Saturday 21 February 2015

Buhari pledges to publicly declare assets if voted into office

The All Progressives Congress, APC, presidential candidate in the March 28 election, Muhammadu Buhari, has pledged to publicly declare his assets and liabilities, once voted into office, adding that he would go ahead to encourage political appointees in his administration to toe same line.

Buhari made this known in a document obtained by Punch in Abuja on Thursday where he highlighted what his administration will do within its first 100 days, if he assumes power on May 29.

In the said document titled, “I pledge to Nigeria” the APC flag bearer further held that all his political appointees would only earn salaries and allowances as prescribed by the Revenue and Mobilisation and Fiscal Allocation Commission.

Should the APC candidate win the election and abide by his pledge, he would be the second Nigerian president to publicly declare his assets after late President Umaru Yar’Adua, also from Katsina State, who remains the first and only Nigerian leader to have publicly declared his assets upon assumption of office.

The late President’s action at the time led his then deputy, now President Goodluck Jonathan, to equally make his assets declaration forms available to the public.

But after becoming a substantive president in 2011, he refused to make his assets declaration forms available to the public, explaining that he did that when he was serving as deputy to Yar’Adua.

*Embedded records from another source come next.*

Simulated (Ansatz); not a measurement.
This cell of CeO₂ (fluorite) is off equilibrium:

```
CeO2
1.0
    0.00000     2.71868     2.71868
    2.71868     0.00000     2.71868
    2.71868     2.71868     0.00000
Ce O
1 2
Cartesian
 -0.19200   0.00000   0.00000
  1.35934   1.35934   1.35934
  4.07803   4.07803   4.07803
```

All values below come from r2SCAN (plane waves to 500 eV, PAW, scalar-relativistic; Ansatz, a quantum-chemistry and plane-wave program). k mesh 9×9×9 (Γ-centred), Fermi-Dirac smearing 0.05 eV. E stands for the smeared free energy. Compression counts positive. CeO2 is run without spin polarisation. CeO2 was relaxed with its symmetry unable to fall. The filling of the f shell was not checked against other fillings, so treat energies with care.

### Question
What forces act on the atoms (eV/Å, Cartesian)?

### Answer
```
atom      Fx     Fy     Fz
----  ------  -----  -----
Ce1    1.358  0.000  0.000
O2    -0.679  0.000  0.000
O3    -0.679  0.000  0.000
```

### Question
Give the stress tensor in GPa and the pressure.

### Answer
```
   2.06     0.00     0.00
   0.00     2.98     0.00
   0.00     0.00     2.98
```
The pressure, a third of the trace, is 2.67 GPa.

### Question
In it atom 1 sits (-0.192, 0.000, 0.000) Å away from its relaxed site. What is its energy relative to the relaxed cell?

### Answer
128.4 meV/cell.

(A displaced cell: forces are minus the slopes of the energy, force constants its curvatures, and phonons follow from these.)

The APC flag bearer, while pledging to personally lead the war against corruption in the country, went on to assure that he would inaugurate the National Council on Procurement as stipulated in the Procurement Act.

Lamenting that the Federal Executive Council, FEC, had been turned to a weekly session of contract bazaar, he promised to make the FEC concentrate on its principal function of policy making.

Buhari, who is a former head of state, further declared that he would collaborate with members of the National Assembly towards the immediate enactment of a Whistle Blower Act. He added that his government would work with the leadership of the National Assembly and the judiciary to cut down the cost of governance.